3Com 3c509 in an 8088-based PC/XT

Last Updated on October 22, 2022 by Dave Farquhar

Officially, the old reliable–and super common–3Com 3c509 Ethernet card requires a 286 or better processor. Unofficially, you can get one to work in an 8088-or 8086-based based XT-class system. Here’s the trick to using a 3com 3c509 in an 8088 PC/XT.

Processor limitations of the 3c509

3Com 3c509 in 8088
Officially, the 3Com 3c509 and a PC/XT don’t work together. But hobbyists have made them work in recent years.

The official 3Com-provided driver required used 80186 processor instructions. The 80186 was an obscure chip, so we generally said 286 or better. The 16-bit bus wasn’t a problem, as long as you used one of the interrupts available on the original 8-bit ISA bus and the card fit in the available space.

Since it only really used 186 instructions, that meant it would work with the original drivers on a V20- or V30-upgraded system, if you configured it to use one of the IRQs available on an XT, such as IRQ 4 or 7. But if you had an 8088 or 8086 CPU in a system like an IBM 5150 or 5160 or clone, or a Tandy 1000, and wanted to stay with the factory CPU for originality or compatibility reasons, you were out of luck.

The lack of ROM sockets in some of the later examples is less of a problem, since you have less reason in an XT-class system to need a NIC-based ROM socket. If you need the XT-IDE BIOS, you’re using an XT-IDE card that has the ROM socket on it.

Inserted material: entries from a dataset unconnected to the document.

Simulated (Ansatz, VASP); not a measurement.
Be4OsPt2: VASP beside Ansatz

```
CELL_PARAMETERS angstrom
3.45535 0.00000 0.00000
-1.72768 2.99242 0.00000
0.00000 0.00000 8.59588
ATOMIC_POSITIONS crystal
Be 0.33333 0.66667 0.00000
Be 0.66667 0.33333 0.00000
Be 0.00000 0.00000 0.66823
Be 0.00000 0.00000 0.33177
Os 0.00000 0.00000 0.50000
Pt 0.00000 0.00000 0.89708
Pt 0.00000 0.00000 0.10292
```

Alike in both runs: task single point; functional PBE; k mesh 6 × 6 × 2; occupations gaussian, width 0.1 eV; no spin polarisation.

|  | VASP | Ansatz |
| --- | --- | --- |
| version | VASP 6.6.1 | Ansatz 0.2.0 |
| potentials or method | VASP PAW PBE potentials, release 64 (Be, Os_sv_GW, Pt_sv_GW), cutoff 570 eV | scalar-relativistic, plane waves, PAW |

Advantages of the 3c509 in an 8088 PC/XT-class system

So in some ways the 3C509 is an ideal card for this task. It is extremely common, and a very well built and reliable card. It is something that a competent professional would have used at the time. And the XT probably doesn’t need the ROM socket. I like a specific Intel card better, but 3c509s are usually easier to find on Ebay. Just check the photos to make sure the card has an RJ-45 jack before you buy. Most do, but not all.

The other cool thing about these cards is they were made in the USA. That was unusual even in the ’90s.

The only downside is the need to use an unofficial packet driver. The target market for these cards was 286 and faster systems, ideally 386 or 486. When these cards were new, they retailed for more than an 8088 based system was worth.

Using the 186 instruction set made the driver take less memory and perform slightly faster. We were fine with this in the mid-90s. If anything, we were frustrated they didn’t optimize for an even higher end processor.

But since the packet driver was open source, it wasn’t hard to rewrite to use the simpler 8086 instruction set and make the card functional on these older systems, at the cost of a bit of memory usage and slightly lower performance. You can get this version off Github.

Configuring the card

You will need to install the card in a system to configure it. If you want to use the official configuration utility, plug it in to any AT or better system with a free expansion slot. Or you can use the unofficial configuration utility that developers hacked to run on an 8088.

Run a tool like MSD or Checkit or your favorite DOS system configuration utility to see what IRQs are available. Depending on your system, IRQ3, 4, 5, or 7 may be available. IRQs 3-4 typically are for serial ports, while 5 and 7 are typically for parallel ports or sound cards. You’ll have to decide what to forgo in order to make room for your network card.

In this day and age, probably the serial port on IRQ4 is easiest to live without. You can still use a dual serial card on IRQ3 to support a mouse and a Wi-Fi modem if you want. You may or may not care about printing and you may or may not want sound in an XT, but you have a better idea how you will use your computer than I do.

Here’s how to configure the card:

3CCFG.EXE CONFIGURE /int:3 /optimize:dos /modem:none /pnp:disabled /xcvr:auto

3CCFG.EXE CONFIGURE /int:3 /optimize:dos /modem:1200 /pnp:disabled /xcvr:auto

Set int parameter to one of 3, 4, 5, or 7. Set the modem parameter to none if you don’t use serial ports. If you use a serial mouse, set the speed to 1200. If you use a wifi modem, set it to the appropriate speed for your modem.

Once you have your card configured, simply load the packet driver and MTCP in autoexec.bat to give yourself a usable TCP/IP stack and utilities. Add this line to autoexec.bat:

3c509.exe 0x60

Then configure MTCP the same way I did for the NE2000.

You will probably find that a 3C509 is easier to get up and running and more reliable than a random NE2000 clone card. I had mixed success getting NE2000 clone cards running and keeping them running, both then and now. The 3c509 was a better card, which was why it cost more when it was new. It’s still more expensive than a random NE2000 card, but you can usually find one for $20-$25, so the price isn’t outrageous.